Lecture 24: sockets and DNS

socket API
- server and client sockets; create, bind, listen, accept, connect, send, recv, close
DNS
- domain name, authoritative nameserver, caching nameserver, root nameserver

Sockets

Sockets are the unix (system call) API for interacting with TCP streams. They are available as an API in many languages.

There are two kinds of sockets:

a server socket accepts incoming connections on a well known port
a client socket is used to send and receive data after a connection is established.

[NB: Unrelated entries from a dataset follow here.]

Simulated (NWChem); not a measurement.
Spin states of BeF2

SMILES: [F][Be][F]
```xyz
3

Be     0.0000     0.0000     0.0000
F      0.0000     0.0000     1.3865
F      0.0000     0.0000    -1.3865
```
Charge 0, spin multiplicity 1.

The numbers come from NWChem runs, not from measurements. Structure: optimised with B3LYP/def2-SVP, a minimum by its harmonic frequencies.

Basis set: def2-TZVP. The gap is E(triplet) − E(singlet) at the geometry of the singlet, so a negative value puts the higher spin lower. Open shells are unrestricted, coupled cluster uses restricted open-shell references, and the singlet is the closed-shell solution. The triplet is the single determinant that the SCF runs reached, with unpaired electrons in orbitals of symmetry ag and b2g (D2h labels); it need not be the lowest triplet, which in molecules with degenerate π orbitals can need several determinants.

We did some demos in python. To create a server, one creates a socket and binds it to the well-known port:

python
>>> from socket import *
>>> server = socket()
>>> print(server.bind.__doc__)
bind(address)

Bind the socket to a local address.  For IP sockets, the address is a
pair (host, port); the host must refer to the local host. For raw packet
sockets the address is a tuple (ifname, proto [,pkttype [,hatype]])
>>> server.bind(('localhost', 44100))

Note that the 'localhost' parameter indicates which IP address on the local host to bind to.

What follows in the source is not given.